We Brits love our picnics, just a hint of sunshine and we can be found reaching for the hamper and rug and heading for the nearest beauty spot, or even just our back garden for a spot of al fresco dining.
But do you know the history of the humble picnic?
Historians agree that the English word “picnic” comes from the French term “pique-nique”, which was used from the mid-1600s on to describe gourmands who brought their own wine when dining out. But elegant meals outdoors were probably first eaten during the Middle Ages, when hunting became a favoured pursuit of the leisure class.
Up until Victorian times, picnics were primarily a pursuit of the wealthy but popularity grew as leisure time and food availability increased across class boundaries.
The seminal book on British cooking and housekeeping, Mrs. Beeton’s Book of Household Management, gave detailed instructions on how to hold a picnic:
For 40 people Mrs. Beeton insisted on, among many other things, cold roast beef, four meat pies, four roast chickens, two roast ducks, four dozen cheesecakes and one large cold plum pudding. To quench the picnickers’ thirst, three dozen quart bottles of beer were on the menu, as well as claret, sherry and brandy.
Of course tastes have changed somewhat over the years – after all not many of us have a housekeeper to prepare the feast for us! Strawberries, sandwiches and carrot sticks with houmous have replaced the whole roast ducks and cold plum pudding. But unfortunately these days picnicking can often be about picking up ready prepared convenience foods from the supermarket – resulting in a whole stack of plastic packaging waste.
So at Green Tulip we are championing the idea of going back to the picnics of the past (don’t worry we mean from the point of view of preparing a zero waste picnic NOT preparing two roast ducks and four dozen cheesecakes!).

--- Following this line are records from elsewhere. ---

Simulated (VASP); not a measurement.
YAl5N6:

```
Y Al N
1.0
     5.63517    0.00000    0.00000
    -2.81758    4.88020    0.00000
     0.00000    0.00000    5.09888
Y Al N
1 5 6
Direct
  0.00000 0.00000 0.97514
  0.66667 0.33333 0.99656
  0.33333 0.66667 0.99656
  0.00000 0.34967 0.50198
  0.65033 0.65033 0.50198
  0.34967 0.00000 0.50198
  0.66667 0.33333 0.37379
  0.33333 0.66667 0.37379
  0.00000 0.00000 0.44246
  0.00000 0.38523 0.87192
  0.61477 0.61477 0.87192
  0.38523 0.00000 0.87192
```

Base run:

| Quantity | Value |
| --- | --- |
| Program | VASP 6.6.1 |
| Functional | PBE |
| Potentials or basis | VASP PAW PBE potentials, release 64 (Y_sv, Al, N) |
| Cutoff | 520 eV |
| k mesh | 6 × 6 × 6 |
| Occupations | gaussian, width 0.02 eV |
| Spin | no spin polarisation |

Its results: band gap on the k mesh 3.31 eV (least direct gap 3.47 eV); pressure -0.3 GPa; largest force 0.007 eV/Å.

Here are a few ways we can help with this:
Or if you have a big group try buying whole baguettes and taking along cheeses and cold meats to cater for all tastes (and let people make their own sandwiches!).
Salads and fruits in reusable containers like these A Slice of Green ones will ensure you are not filling your bins at home or trying to stuff the overflowing park bin with more than it can possibly handle on a sunny Sunday afternoon!
Add in a few drinks and a beautiful ReSpiin throw to relax on and you have the recipe for a perfect British picnic! Now, where did that sunshine go? 🌞 ☔️
And Finally Some Picnic ‘Advice’ From The Past…
The American Bill of Fare for a picnic in the late 1800s had some ‘good advice’ for those contemplating a picnic. Here are some brief excerpts:
- “If the party is to drive or ride, let not the distance be too great. There should be a stream or spring of pure water, materials for a fire, shade intermingled with sunshine, and a reasonable freedom from tormenting insect life.”
- “Be careful to dress for the entertainment, after consulting the barometer and the thermometer, and after learning the geography of the objective point of the day.”
- “Two or three hammocks, providing the picnic be in a forest; a few closely-folding camp-chairs, and a spirit-lamp or two for extra tea or coffee, are comforts that require no space worth considering, and only a little remembrance when packing up, while they really increase to a large degree the agreeable favour of a day in the woods.”
- “When providing food for the party, pray do not forget to supply at least double the quantity which would be served at home for the same number of people, and then be sure to add a little more. To be hungry, ravenously hungry, while in the woods, proves to us that fresh air is wholesome and that nature encourages vigorous appetites. Therefore, even if they were convenient of transport, soups would not be a necessary stimulant to digestion.”
- “The best and most convenient of all out-of-door edibles, is the sandwich. Not the one with slips of meat laid between slices of buttered bread, so that when a bit of bread is taken, all the enclosed meat is dragged out, unless a serious contest takes place in its behalf between the teeth and fingers, which, to confess the truth, is not an attractive conflict…To make sandwich that leave none but pleasant memories and provoke no temper while in transit from the basket to the gastric regions, always grind the meat or chop it when cold to very nearly a pulp. Make a thick mayonnaise, and mix it with the meat until it is about the consistency of marmalade. Store and carry this most agreeable preparation in a covered dish or close jar.”
Who knew so much thought used to go into a humble picnic!